What in the name of Jim Henson is going here? Why the dolls? I love the double entendre of your name. Whose idea was that? And what came first, the band, the dolls, or the name?
The idea was both of ours – my partner Nati Shayish and myself, Shai Barak. We had always dreamed of establishing a Jewish puppet troupe, especially once we produced an educational DVD for children about Mitzvot, and for the first time we worked with puppets. We then realized that it’s much easier to transfer messages through the dolls, since no one judges them by the size of their beard or the color of their kipah. Even adults find it easy to connect to the messages that humans have more difficulty presenting.

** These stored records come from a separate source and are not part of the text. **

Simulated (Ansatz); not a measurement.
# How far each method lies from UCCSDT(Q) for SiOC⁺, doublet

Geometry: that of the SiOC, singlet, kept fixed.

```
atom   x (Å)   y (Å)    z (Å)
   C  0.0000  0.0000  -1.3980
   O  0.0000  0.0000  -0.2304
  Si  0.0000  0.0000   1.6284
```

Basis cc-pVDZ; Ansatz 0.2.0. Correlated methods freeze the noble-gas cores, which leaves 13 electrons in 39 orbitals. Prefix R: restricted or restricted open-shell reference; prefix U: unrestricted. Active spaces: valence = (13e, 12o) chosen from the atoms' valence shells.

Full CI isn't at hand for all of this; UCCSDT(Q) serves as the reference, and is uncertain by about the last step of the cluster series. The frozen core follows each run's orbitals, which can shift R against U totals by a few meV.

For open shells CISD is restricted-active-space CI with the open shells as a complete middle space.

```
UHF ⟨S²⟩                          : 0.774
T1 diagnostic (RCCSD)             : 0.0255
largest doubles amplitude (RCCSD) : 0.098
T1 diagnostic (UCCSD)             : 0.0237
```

Once we decided on the idea, we searched for a name that would be clearly Jewish and have a catchy theme, and we came up with Buba Maises, Yiddish for “wives’ tales” and Hebrew for “Doll’s action”…
It must get hot back there… Does it interfere?
You hit upon a sore point! :) It is indeed hot under the puppets. They are made of fur, and the ability to perform, to play and sing when you’re wearing fur is not simple. It took many hours of training excellent musicians who play in a band so they can play with them from the instrument into the puppet, so that they should operate while playing and to make the audience really feel like the puppet is doing the playing.
At least one of the guys looks like he walked out of Reva LeSheva. Do each of the characters have influences? Do they all have unique backstories?
Firstly, the lead singer of the Buba Maises is Chanan Elias; an excellent singer who formerly served as the Reva L’Sheva’s keyboardist. But just when we created the characters, we tried to make each of them a different character but with the basic outline of musicians who were Chozerim Beteshuva, as we know of quite a bit in the music industry now. Anyone can imagine for themselves which of the puppets most reminds him of a particular musician. However, none of them were formed as the specific model of a singer, but rather with general guidelines to suit the characters. The band tells the story during performances, that they were four excellent musicians playing rock and roll for years, until each way “repented” and since then, they continue to delight with an Israeli Jewish content and excitement, but without losing the classic rock and roll spirit.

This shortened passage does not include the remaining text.